By Karen Freifeld
(Reuters) – President Donald Trump’s administration on Friday ousted the two witnesses who provided the most damaging testimony during his impeachment investigation: Army Lieutenant Colonel Alexander Vindman and Ambassador Gordon Sondland.
Two days after Trump was acquitted by the Republican-controlled Senate on charges of trying to pressure Ukraine to investigate a political rival, Vindman — the top Ukraine expert at the White House’s National Security Council — was escorted out of the building, according to his lawyer.
“Vindman was asked to leave for telling the truth,” said his lawyer, David Pressman.
Hours later, Sondland said he had been fired from his post as U.S ambassador to the European Union.
The two men served as star witnesses during the Democratic-controlled House of Representatives’ impeachment investigation last year.
Vindman’s twin brother Yevgeny, who worked as a lawyer at the NSC, also was escorted out of the White House, according to Michael Volkov, who represented Vindman when he testified in the impeachment inquiry.
Trump has said he is still upset with Democrats and government officials involved in the impeachment investigation, even after he was acquitted on Wednesday.

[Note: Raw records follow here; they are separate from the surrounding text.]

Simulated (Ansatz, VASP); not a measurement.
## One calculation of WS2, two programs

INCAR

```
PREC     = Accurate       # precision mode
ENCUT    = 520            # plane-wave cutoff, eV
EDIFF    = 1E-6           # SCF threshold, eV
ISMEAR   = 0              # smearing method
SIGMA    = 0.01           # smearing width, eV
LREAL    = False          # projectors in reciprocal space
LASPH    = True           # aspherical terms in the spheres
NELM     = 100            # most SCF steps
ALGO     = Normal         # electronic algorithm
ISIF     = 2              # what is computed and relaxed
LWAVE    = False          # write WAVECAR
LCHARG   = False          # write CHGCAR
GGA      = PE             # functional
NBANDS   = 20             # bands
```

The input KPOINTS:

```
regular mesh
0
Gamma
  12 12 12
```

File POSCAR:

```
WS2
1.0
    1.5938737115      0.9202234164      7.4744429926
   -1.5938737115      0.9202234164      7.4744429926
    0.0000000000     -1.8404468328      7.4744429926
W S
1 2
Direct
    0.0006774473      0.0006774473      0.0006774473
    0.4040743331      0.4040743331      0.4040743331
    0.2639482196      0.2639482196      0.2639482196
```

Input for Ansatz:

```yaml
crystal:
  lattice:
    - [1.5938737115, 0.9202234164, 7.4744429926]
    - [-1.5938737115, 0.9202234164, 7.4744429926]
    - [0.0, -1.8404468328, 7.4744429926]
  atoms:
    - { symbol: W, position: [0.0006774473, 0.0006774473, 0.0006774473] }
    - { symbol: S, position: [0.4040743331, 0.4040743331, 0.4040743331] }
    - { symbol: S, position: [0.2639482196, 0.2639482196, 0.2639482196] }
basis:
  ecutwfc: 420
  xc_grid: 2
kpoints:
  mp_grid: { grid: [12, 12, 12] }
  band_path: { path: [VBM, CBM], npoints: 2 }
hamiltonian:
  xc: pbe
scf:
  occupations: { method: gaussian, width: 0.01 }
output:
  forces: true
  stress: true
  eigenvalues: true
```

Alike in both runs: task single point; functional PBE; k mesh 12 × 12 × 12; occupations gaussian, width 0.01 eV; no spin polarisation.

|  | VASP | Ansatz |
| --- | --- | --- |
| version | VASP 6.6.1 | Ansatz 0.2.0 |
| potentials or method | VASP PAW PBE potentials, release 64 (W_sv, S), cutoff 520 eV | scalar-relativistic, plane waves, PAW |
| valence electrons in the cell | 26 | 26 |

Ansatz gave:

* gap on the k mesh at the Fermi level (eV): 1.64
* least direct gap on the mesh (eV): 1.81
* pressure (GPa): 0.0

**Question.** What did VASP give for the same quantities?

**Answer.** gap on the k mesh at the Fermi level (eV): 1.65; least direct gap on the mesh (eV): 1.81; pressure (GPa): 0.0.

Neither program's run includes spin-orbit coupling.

“I’m not happy with him. You think I’m supposed to be happy with him?” he said of Vindman on Friday.
An NSC spokesman declined to comment.
Vindman, a decorated combat veteran, testified in November that he “couldn’t believe what I was hearing” when he listened in on a July 25 phone call between Trump and Ukrainian President Volodimir Zelenskiy that became the focus of the inquiry.
Trump asked Zelenskiy to launch investigations into both Democratic rival Joe Biden and a discredited theory that Ukraine, not Russia, colluded with Democrats to harm Trump in the 2016 U.S. presidential election.
Sondland, a wealthy Republican donor and Oregon hotelier who served as U.S. Ambassador to the European Union, testified that he was following Trump’s orders when he pushed Ukrainian officials to carry out investigations sought by the president.
“I am grateful to President Trump for having given me the opportunity to serve,” he said.
The White House and State Department did not immediately respond to requests for comment on Sondland’s removal.
“This is as clear a case of retribution as I’ve seen during my 27 years in the Senate,” said Democratic Senator Dianne Feinstein.
Biden’s campaign for the Democratic presidential nomination suffered a serious setback when he came in fourth place at the Democrats’ first state contest in Iowa this week.
Vindman’s two-year stint at the White House had been due to end in July. An Army spokesperson said both brothers had been reassigned to the Army, but declined to give further information “out of respect for their privacy.”
Another senior White House aide who testified over impeachment, Jennifer Williams, left this week for a post at the U.S. military’s Central Command, according to Bloomberg News.
Vindman downplayed concerns that he would suffer payback for speaking out when he testified to Congress. “I will be fine for telling the truth,” he said.